Hi beautiful creature,
A couple of days ago, a helicopter dropped me off on Lundy Island, where we’re carrying out our winter fieldwork. This time it’s all about sparrows (and quirky mushrooms like the parrot waxcap), but it’s nice to chase something other than your main study subject from time to time 🚁.
So here I am, sitting in an old armchair in a house that once belonged to a man who not so long ago called himself the king of the island. He even put his profile on a coin and issued his own stamps. I imagine most of his subjects must have been sheep, which still greatly outnumber people on the island, but I can understand why someone would find pleasure in claiming all the beautiful views for themselves.
Today’s piece will be a letter to my future self, but I hope you’ll find it helpful too.
Do you remember how, back in school, teachers made you put your name, the date, and the title of the essay on the first page during exams? Or how they made you start every entry in your notebook in the same format?

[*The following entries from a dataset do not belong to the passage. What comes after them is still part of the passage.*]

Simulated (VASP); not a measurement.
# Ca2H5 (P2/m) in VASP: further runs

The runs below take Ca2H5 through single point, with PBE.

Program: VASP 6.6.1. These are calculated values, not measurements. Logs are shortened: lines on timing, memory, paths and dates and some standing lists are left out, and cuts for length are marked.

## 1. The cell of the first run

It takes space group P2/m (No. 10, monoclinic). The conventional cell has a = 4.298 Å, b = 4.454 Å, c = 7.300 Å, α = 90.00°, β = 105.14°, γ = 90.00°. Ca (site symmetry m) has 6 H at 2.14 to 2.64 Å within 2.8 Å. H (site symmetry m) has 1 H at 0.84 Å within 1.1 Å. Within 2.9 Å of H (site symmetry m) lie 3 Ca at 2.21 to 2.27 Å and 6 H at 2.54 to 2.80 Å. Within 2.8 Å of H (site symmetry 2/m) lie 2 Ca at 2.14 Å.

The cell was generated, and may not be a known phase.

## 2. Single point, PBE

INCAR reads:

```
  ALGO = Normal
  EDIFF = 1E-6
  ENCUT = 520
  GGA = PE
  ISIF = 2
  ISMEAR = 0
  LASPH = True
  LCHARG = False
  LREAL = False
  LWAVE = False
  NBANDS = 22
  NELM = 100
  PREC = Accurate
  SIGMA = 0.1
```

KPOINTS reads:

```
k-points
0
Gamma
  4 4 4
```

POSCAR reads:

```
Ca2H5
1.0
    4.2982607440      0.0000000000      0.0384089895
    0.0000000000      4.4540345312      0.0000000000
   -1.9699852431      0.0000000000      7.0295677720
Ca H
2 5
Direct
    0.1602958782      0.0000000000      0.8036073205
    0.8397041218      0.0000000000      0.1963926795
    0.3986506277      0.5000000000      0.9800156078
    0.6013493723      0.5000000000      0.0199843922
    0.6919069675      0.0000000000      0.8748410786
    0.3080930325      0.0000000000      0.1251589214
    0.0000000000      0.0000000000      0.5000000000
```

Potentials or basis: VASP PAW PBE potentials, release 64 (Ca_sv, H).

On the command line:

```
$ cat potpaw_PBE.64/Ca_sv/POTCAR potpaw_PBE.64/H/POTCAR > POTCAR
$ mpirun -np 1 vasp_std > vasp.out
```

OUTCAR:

You probably can’t recall most of those essays or lessons, but that habit can turn out to be surprisingly useful now.
Primary school essays and R scripts have a lot in common.
When writing your script, you should be both empathetic and egoistic. Think about:
a) Your future self, 10 years from now, desperately trying to recall what the project was even about.
b) Your fellow researcher, doing their best to understand what you’re trying to achieve with your code.
So, be kind to your future self and your collaborators.
There’s no definitive rule on how to start a script, but here’s how I usually do it:
Name (yours and any collaborators — always give credit where it’s due!)
Date
Title
Purpose of the script — why you bothered to write it in the first place.
Optional, but highly recommended: A list of packages used, including their versions.
I used to think that reporting package versions was an unnecessary hassle. Then one day, I finally understood why people do it. It took me three hours to figure out which version of an R package I needed to install to run my meta-analysis (I followed a tutorial), and I’m certain I don’t want to go through that process again.
This is because if someone wants to replicate your analysis, they need to know exactly what you did. You’d be surprised how vastly different results we can get when trying to replicate someone else’s work, so it’s important to minimise that risk.
If you’re lazy, you might argue that this information belongs in a README file (and don’t worry if you’re not using them yet). And yes, it should be there — but I also like to include it in the script itself. Especially if you just started your journey and maybe you don’t have a GitLab or GitHub account where you would normally upload your README files.
Do you also remember your literature teacher encouraging you to walk readers through your arguments step by step until delivering the punchline? The same applies to your code. Ideally, your code would be self-explanatory. However, it’s a valuable skill to write it in a way that requires minimal comments. Even so, it’s a good idea to divide your code into smaller, clearly titled segments.
At the beginning of your journey, it’s better to over-describe than under-describe. Why? Because we tend to overestimate our (or others’) ability to recall the reasoning behind certain lines of code. Even if you’re confident about what a long, intricate bunch of functions does now, you’ll probably have to Google some of them in a month.
Here’s a simple example of the comments I leave in my scripts:
To create a comment in R (a line of text that R will ignore), simply start the line with a “#
” symbol. If you want to silence an entire block of text or code, you can select it and press ctrl + shift + C.
Finally, explore good practices for naming variables, functions, etc. A very brief but nice resource is the GitHub page with guidelines compiled by Google software engineers. You can find them here. You can also take a look at the Tidyverse style guide.
For me, the biggest takeaway is to be consistent (Yup, future-me, I’m looking at you!). If you decide to write all your variable names in lowercase and function names in uppercase, stick to it. If you format segment titles with ###
and inline comments with #
, don’t mix them up.
It might seem pedantic, but there’s an odd satisfaction in reading a well-organized script rather than a sCRiPt.
You may have some personal preferences that are different from those described on the GitHub page, but as long as you are sticking to your own rules and taking into account feedback from people who have to re-run your code, you should be fine.
Carpe diem,
Aga
When working with conda in R, all code should always be shared with the relevant conda env file, so one can reproduce the environment precisely and identically and programatically.
More sheep pictures please!